Secure Code Review Automated Platform

A prototype for the automated evaluation of computer science students's PHP code submissions regarding vulnerabilities and to provide feedback on how to fix them.


server server-repo api-def api-doc client client-repo scanner-eval

Note regarding the demo server and client:
Due to maintenance efforts and low interest I have currently turned off the demo server. If you want to test it, without setting up your own demo server, send me an e-mail and I'll spin up the demo server again.

Background

In my master thesis in IT Security at the FH Technikum Wien I am investigating "the feasibility of using Free/Libre and Open Source Software (F/LOSS) tools, to build a toolchain and feedback generation platform, that could be used in introductory programming courses to add opportunities for secure code awareness, without overloading the existing coursework" (Klaura 2020).

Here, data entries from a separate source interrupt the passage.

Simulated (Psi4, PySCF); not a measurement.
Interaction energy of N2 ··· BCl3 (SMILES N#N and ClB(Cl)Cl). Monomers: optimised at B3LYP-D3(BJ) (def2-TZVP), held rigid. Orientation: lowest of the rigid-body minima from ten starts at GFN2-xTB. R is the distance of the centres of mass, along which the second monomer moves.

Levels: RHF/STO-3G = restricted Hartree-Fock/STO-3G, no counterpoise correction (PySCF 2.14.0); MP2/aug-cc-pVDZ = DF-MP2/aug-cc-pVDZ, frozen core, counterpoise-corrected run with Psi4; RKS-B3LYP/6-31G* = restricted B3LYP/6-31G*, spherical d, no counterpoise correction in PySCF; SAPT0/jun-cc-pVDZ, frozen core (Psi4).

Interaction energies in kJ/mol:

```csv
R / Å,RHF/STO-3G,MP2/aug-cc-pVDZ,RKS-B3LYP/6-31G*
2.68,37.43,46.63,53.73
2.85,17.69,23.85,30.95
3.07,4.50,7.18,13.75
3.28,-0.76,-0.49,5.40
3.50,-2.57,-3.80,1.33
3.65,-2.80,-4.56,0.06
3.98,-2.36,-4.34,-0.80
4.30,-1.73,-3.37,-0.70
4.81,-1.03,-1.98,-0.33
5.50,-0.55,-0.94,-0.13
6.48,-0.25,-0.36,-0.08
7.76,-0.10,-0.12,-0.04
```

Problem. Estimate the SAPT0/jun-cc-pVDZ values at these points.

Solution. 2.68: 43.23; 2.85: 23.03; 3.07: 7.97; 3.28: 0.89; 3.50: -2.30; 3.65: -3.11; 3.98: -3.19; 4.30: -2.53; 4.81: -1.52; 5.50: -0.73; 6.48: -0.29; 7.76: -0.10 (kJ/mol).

A broad literature review reveals that there is still too little going on in the field of software security education - a few notable exceptions are highlighted in the thesis. In contrast, one of the major angles to improve software security might lie in better programming education, which includes security from the start and builds awareness for vulnerabilities in code early on in the education of many future software developers and engineers.

The practical part of the thesis focuses on the question if / how free/libre and open source static code analysis tools (or SAST tools, short for Static Application Security Testing) can be used to analyse and generate feedback for (introductory) programming learners. This includes a review of current available (free/libre) tools for static analysis of PHP code, which is detailed in the thesis. The primary survey of the most viable options can also be found in the scrap-scanner-eval repository.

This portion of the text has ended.